I agree with Norman about the benefits of the spreadsheet approach which
allows for supervisor review of the entire set of data before entry. You
know, think about loading up new prices. The controller has done a zillion
calculations and sorts to make sure the new prices are perfect in the
spreadsheet. He signs the bottom of the spreadsheet. Then all that data can
be entered flawlessly with Lickety-Split. No accidently skipped lines when
the keypuncher gets distracted, no $411.44 prices keyed in as $41.44, no
two-day wait to get all the new prices entered. Ditto for new standard
costs.

Lickety-Split can do much fancier things too .... like entering multi-line
customer orders. For example, if your customer can send their orders to you
in a table with a header row for each order and then an additional row under
the header for each line item, you can develop a Lickety-Split script to
enter those orders automatically. It's a slick poor-man's "EDI" order entry
system.

The product also works at iSeries shops that never heard of BPCS.

Peace to you,
Milt Habeck
(+USA) 262-681-3151
mhabeck@xxxxxxxxxx








From: Norman Boyd
Sent: Thursday, April 27, 2017 6:53 AM
Subject: Re: Deleting an Inventory Location -- automate the manual data
entry pain

I have used Lickety-Split and as many of you know filling out a spreadsheet
with intended transactions is a little easier than manually keying every one
of those into the inventory transaction screen. Fewer keystrokes if nothing
else AND the ability to review the transactions as a set.

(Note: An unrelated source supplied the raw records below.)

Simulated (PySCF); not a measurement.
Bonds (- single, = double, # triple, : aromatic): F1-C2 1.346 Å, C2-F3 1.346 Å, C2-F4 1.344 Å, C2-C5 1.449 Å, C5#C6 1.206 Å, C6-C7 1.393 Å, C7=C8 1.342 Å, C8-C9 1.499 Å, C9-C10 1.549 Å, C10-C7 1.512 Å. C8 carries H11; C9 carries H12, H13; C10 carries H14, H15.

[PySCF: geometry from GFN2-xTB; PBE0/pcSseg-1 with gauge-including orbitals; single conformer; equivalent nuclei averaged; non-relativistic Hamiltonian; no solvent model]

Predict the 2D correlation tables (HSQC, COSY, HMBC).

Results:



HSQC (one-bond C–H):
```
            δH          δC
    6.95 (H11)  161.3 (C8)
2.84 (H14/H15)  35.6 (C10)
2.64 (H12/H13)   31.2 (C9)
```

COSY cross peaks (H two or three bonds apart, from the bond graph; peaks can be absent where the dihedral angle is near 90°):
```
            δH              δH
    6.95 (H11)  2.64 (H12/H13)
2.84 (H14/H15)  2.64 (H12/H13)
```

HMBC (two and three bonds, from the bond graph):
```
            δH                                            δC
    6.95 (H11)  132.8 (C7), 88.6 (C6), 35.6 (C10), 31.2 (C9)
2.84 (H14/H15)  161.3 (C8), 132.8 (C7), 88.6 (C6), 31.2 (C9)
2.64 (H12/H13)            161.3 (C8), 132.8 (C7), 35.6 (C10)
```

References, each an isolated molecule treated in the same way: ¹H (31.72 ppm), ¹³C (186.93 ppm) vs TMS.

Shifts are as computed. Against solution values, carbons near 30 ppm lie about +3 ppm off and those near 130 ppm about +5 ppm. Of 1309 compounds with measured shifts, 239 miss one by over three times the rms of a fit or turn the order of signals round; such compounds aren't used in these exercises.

Lickety-Split uses the native BPCS screens and records back into the
spreadsheet whether or not a transaction was successfully posted. If I
recall correctly, Milt please correct me if I'm wrong, it can record the
reason a transaction did not post. Even if it doesn't record the reason,
you can manually key a handful of FAILED transactions and see why they
failed. If you would hit the F13 key to override the error, you can go back
and program that into Lickety-Split and re-run the missed transactions. Or,
if you keyed something wrong and that's what's causing the errors, fix the
data in the spreadsheet, removing the successfully processed records, then
re-run the process.

My conclusion, if you have a LOT of transactions to manually key on a
regular basis, key them in a spreadsheet where you can review them for
accuracy then run Lickety-Split.

As a note - we've used Unbeaten Path for BPCS training and have several of
their software packages making the maintenance and some analysis of BPCS MRP
data easier.

Norman K. Boyd
MIS Administrator
Keihin Thermal Technology of America, Inc









From: Rob Berendt
Sent: Wednesday, April 26, 2017 5:47 PM
Subject: Deleting an Inventory Location -- automate the manual data entry
pain

Nice plug, but wouldn't you have to key the data into Excel?

So, I can key the data into INV500 manually, with its interactive edit
checks, or, I can key the data into Excel without any edit checks and then
pump it up with your software and then let the edit checks happen.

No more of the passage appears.